Monday, August 20, 2007

Building & Tearing Down Walls


THE STORY
In order to earn money while in college, I spent some time doing heavy labor. One time we had to tear down a sturdy brick wall inside of a building. The only tool we had was an incredibly large and incredibly heavy sledge hammer.

We took turns whacking at the wall with the sledge hammer. You would whack at the wall until you were exhausted, and then hand the hammer to the next guy. He would do the same, and so on. Eventually, the sledge hammer would get back to you and it would be your turn again to whack away at the wall. I have never been so exhausted and sore in my life as I was after that day was over. And after all that effort, we only made a small hole in the wall.

Another time, I was on a team helping to build a wall, although I did not get to have any of the fun part. My job was to haul the cement in buckets to the site where the wall was being built. The cement was outdoors. The wall was being built on the interior of the second story of a building. So I had to spend all day carrying these buckets up flights of stairs. Let me tell you, wet cement is very heavy. By the end of the day, I thought my arms and legs would never stop being in pain.

So the next time someone says that something is as solid as a brick wall, trust me—those walls are very solid.

THE ANALOGY
Strategy is like a journey. It is the art of finding a way to get from where we are today to where we want to be tomorrow. In business strategy, we tend to focus on creating the path we want to take. This is good, since blazing new trails can lead to great reward. However, as any trailblazer knows, after you do the hard work of creating a path where none existed before, others will start walking down that path you worked so hard at.

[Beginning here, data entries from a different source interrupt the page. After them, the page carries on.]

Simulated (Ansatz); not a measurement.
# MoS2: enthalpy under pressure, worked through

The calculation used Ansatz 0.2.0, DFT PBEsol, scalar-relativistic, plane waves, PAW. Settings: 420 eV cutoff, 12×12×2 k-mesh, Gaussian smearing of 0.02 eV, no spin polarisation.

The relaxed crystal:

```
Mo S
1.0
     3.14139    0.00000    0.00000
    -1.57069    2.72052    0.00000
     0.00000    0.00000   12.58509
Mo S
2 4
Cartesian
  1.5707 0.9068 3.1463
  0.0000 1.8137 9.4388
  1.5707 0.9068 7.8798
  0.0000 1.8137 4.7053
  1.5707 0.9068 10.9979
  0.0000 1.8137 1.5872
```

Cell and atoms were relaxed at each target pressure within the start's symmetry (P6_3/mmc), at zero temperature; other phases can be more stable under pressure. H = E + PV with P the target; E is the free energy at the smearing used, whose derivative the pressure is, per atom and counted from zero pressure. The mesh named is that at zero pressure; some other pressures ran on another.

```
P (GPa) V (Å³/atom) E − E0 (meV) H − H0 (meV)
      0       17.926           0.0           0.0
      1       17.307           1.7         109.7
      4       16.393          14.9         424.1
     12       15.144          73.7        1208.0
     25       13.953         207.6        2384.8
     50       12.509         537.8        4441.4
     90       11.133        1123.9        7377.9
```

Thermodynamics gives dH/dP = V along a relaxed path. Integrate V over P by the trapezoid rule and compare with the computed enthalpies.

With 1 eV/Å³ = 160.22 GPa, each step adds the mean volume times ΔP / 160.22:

You may have invented a great new retail concept only to see someone else copy it and build out a successful chain faster than you. You may have worked hard to invent a new kind of drug and then see others make similar copycat formulations.

Studies have shown that being a “fast-follower” can be a very profitable way to go. For years, Coca Cola was successful by watching others experiment in the beverage space and then quickly copying what appeared to be catching on. Because Coke had superior distribution channels, it would win the battle. RC Cola invented cola in cans, diet cola, flavored cola, and so on. Coca Cola let RC do all the hard work of blazing the trails, and then swooped in to take all the profits.

Microsoft used a similar philosophy over the years. It would watch for developments in their space, like Netscape, and then be a strong fast follower with their own products, like MSN. The idea is to let someone else spend all the money and take all the risks on innovation, but out battle them on who ends up getting all the market share for that innovation.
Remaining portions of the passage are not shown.